Green Finance Briefing: Investment growing in climate tech, and a century of carbon emissions
- Companies are being pressured by investors, customers, and governments to start addressing climate change.
- This pressure is generating a growing demand for a relatively new service – climate change management and reporting.
Investment is growing in the climate tech sector
A new generation of climate techs is emerging, creating innovative ways for businesses of all sizes to manage carbon emissions monitoring and reporting, and ultimately drive emissions down.
Companies are being pressured from all sides to start addressing climate change – investors want sustainable businesses, customers want more accountability, and governments are stepping in to start enforcing regulations to mitigate climate risks.
This triple whammy is sending businesses out to seek help, generating a growing demand for a relatively new service – climate change management and reporting.
This market brings software solutions using data from climate and earth observations to establish baselines and help with setting and meeting emission reduction targets. PwC describes this sector in its new report, the State of Climate Tech 2021.
Investment in this sector has been growing, driven by increased funding in climate data generation, which tripled to nearly $300 million in H1 2021 compared to the second half of 2020.
Climavision, a company that provides proprietary weather data and machine learning modeling, raised $100 million last year. The investment came from the The Rise Fund, which has $5 billion in assets under management.

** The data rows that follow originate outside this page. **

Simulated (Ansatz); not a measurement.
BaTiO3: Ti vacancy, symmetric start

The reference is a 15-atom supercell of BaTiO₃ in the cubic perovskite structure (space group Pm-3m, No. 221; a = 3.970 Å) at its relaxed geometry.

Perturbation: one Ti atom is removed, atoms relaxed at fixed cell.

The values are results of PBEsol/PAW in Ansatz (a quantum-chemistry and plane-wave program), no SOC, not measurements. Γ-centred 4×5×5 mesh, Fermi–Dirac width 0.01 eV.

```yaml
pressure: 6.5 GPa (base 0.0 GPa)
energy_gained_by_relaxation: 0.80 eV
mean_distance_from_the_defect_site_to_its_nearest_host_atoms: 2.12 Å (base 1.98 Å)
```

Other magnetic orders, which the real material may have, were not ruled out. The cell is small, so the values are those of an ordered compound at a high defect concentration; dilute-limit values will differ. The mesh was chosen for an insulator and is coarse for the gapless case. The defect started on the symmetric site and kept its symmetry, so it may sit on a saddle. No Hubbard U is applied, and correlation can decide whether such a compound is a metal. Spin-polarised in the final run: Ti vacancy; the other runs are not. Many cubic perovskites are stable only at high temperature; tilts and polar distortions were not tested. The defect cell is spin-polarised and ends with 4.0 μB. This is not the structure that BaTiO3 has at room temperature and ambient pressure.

Another noteworthy startup is Cervest – a climate risk management software company that specializes in earth science AI to help adapt to climate volatility – which raised $43 million last year.
And innovation is also getting specialized in financial services: Doconomy offers banks, fintech firms and other companies tools to calculate the climate impact of their digital financial transactions, in an effort to inform consumers and institutions of their environmental impact.
“Everyone will be required to report on not only their users’ footprint but also the effect of their credit portfolio. We’re also looking to further that service development to corporations in its own entity,” Doconomy CEO Mathias Wikstrom told Tearsheet.
But overall, the climate risk and resilience management sector remains a small portion of climate tech.
The mobility and transport challenge area continues to receive the largest amount of funding, as electric vehicles are the main stars of the show, attracting 80% of total climate tech investment.
Here, for example, developments in green hydrogen could be a key driver of the future of synthetic fuels for transport, which remains a vital part of the net zero transition.
In any case, investment is growing fast in climate technology, nearly quadrupling year-on-year to over $60 billion in H1 2021.
The climate tech market is maturing rapidly, offering significant financial returns and the opportunity for outsized environmental and social impact, and new investors are entering the market each year, PwC said.
And the rise isn’t just because of a surge in the number of deals, but also because deals have been getting much bigger. The average deal size nearly quadrupled in H1 2021 from one year prior to $96 million – over ten times the size of the average deal in H1 2013.
The number of early-stage rounds bigger than $1 million has been stagnating over the past couple of years, suggesting that more needs to be done to maintain momentum.
The fundraising success of larger startups does reflect the growing maturity of climate tech as an asset class, but the sector needs to keep attracting capital to enable the next generation of climate startups to come onto the stage with new solutions.
Climate tech companies have also demonstrated a solid performance on public markets – an index tracking tech companies that are focused on sustainability, energy efficiency and reducing greenhouse gas emissions generated triple the returns than the S&P 500 in 2020 and most of 2021.
It's an exciting time – I think we’re just about to witness the start of the climate unicorn race given upcoming regulation in the US and the situation in Europe.
Chart of the week
In 1950, the world emitted 6 billion tonnes of CO2, and the US and Europe accounted for over 85% of CO2 emissions each year around that time.
Today, they account for just under one-third of global emissions, which are over 34 billion tonnes. This comes as the rest of the world – especially China and the rest of Asia – has seen emissions rise significantly.
Quote of the week
Equity in climate finance is not resolved in a linear fashion — where developed countries only need to pay for historical and future emissions to developing countries, without taking into account the quantified costs of missed opportunities and time lost when developing countries and communities have to adjust their lives, livelihoods and assets as their living environment undergoes an unprecedented change due to a warming climate.